The Modern UFO Era Begins



The condon/university of colorado report

Critics of the University of Colorado report, Scientific Study of Unidentified Flying Objects (1969), complain that it is neither scientific nor objective and that Edward Condon, head of the project, used the report for personal vindictiveness. Commissioned by the U.S. Air Force at a cost exceeding $600,000, more than 50 percent of the Condon Report consists of reprints of old U.S. Air Force releases and irrelevant papers and essays on astronomical, meteorological, and other mundane phenomena. Many of the charts and graphs included date back to the early 1950s.

It would appear that little or no effort was made to collect, correlate, and present accurate data on the thousands of UFO reports received and allegedly studied by the project during the 1966–68 period. The various contributors were unfamiliar with UFO research and the report is poorly organized and appears to have been assembled by a group neither informed nor interested in the subject.

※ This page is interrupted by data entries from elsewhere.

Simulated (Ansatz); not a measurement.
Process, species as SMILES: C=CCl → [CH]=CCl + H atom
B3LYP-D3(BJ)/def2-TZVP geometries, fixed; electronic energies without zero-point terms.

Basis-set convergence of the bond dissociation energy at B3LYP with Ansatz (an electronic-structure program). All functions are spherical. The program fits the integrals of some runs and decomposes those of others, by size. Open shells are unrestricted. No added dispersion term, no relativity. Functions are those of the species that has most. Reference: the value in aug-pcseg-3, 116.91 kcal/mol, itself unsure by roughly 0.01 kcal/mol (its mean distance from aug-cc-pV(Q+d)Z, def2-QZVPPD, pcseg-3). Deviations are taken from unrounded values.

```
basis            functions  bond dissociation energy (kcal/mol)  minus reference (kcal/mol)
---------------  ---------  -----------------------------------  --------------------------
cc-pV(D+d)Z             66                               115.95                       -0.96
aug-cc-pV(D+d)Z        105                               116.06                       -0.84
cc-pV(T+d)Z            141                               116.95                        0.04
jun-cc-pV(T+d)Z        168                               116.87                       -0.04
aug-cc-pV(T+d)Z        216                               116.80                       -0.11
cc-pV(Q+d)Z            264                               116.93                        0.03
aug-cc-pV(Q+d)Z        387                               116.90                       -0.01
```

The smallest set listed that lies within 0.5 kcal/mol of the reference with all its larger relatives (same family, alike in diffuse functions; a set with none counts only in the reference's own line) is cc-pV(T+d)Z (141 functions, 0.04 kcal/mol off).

Although the Colorado Project clearly represented a conscious effort to satisfy the needs of the air force contract, in the eyes of its critics it did not indicate a sincere effort to collect and examine the basic UFO data. Its main theme appeared to be the criticism of the extraterrestrial thesis. A genuinely scientific study would have collected sufficient data to determine whether or not a phenomenon existed at all. Then all the various theories would have been studied and compared with the available data. Sighting factors of time, geography, terrestrial features, the correlative aspects in the witnesses' backgrounds and features in their reports, must all be sifted and weighed before any theory can be considered. This type of systematic study was not undertaken. Instead, the project treated the reports individually.

Dr. J. Allen Hynek's review of the Scientific Study of Unidentified Flying Objects, which appeared in the April 1969 Bulletin of the Atomic Scientists, stated that while the Condon committee avowedly was devoted in large part to exposing hoaxes or the revealing of many UFOs as misidentifications of common occurrences, the report contains the same inexplicable residue of unknowns that plagued the U.S. Air Force investigation for 20 years. In fact, Hynek observed, the percentage of unknowns in the Condon Report appeared to be even higher than in the air force investigation that led to the Condon investigation in the first place.

Two former Condon committee members, David Saunders and Roger Harkins, later wrote the book UFOS, Yes! Where the Condon Committee Went Wrong (1968), which depicted a group of investigators at the University of Colorado who had little confidence in the chief scientist, Condon, and who were preoccupied with strenuously avoiding any conclusion that suggested the actual existence of the flying objects sighted by so many people through the years. Saunders and Harkins also showed Condon, the principal investigator, giving statements to the press and to various lecture audiences while the project was still underway, indicating that he had little or no expectation of the investigation ever reaching anything but a completely negative conclusion as to the reality of UFOs.